Let $P$ be a partially ordered set, and $Idl(P)$ be the partially ordered set of ideals over $P$.
Let $\downarrow : P \to Idl(P)$ be the function defined by $\downarrow x = \{ y \in P : y \le x \}$.
Question: is this function Scott-continuous?
My thoughts: Let $D$ be a directed subset of $P$ and assume that it has a supremum $d$. One must show that $\downarrow d$ is the supremum of $\{ \downarrow x : x \in D \}$. It is easy to show that $\downarrow d$ is an upper bound of this set. But I cannot figure out how to prove that it is the least one.
$\downarrow$ is almost never Scott continuous.

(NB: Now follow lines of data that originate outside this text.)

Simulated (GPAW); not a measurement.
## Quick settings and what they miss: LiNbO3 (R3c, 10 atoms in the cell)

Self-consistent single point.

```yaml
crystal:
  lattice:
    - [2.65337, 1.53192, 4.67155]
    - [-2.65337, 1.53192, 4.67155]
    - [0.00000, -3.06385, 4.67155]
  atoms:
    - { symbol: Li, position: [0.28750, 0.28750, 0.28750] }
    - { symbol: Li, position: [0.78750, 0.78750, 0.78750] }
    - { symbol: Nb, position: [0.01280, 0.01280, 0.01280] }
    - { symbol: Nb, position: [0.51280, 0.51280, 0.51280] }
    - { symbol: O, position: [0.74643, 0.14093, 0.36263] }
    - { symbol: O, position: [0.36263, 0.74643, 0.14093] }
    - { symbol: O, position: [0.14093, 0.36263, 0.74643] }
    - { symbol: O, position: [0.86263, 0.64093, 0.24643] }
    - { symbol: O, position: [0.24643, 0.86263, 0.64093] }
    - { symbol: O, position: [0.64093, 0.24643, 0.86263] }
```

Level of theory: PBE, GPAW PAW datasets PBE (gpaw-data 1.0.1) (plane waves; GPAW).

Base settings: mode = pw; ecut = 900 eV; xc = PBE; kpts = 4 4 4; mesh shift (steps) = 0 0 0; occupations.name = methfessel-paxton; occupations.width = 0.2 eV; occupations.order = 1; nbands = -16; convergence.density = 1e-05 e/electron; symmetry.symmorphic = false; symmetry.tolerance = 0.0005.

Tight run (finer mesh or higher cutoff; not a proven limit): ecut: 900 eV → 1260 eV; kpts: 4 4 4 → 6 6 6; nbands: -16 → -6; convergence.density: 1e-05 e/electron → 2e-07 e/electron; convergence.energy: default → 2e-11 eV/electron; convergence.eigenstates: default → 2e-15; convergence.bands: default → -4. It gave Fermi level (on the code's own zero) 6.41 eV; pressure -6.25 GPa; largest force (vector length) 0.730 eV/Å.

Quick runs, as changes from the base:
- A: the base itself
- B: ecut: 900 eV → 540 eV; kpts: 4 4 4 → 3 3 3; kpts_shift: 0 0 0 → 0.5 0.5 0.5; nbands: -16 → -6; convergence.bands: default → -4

Suppose $D$ is a directed set with supremum $d$. In $\mathrm{Idl}(P)$, the supremum of $\{\downarrow x\mid x\in D\}$ is the union $\bigcup_{x\in D}\downarrow x$. If $\downarrow$ is Scott continuous, this is equal to $\downarrow d$. In particular, $d\in \bigcup_{x\in D}\downarrow x$, so there is some $x\in D$ such that $d\leq x$. Since $d$ is the supremum of $D$, $d=x\in D$.
Thus we see that $\downarrow$ is Scott continuous if and only if every directed set with a supremum in $P$ contains its supremum. Equivalently, every element of $P$ is compact. Equivalently, every upward-closed set in $P$ is Scott open.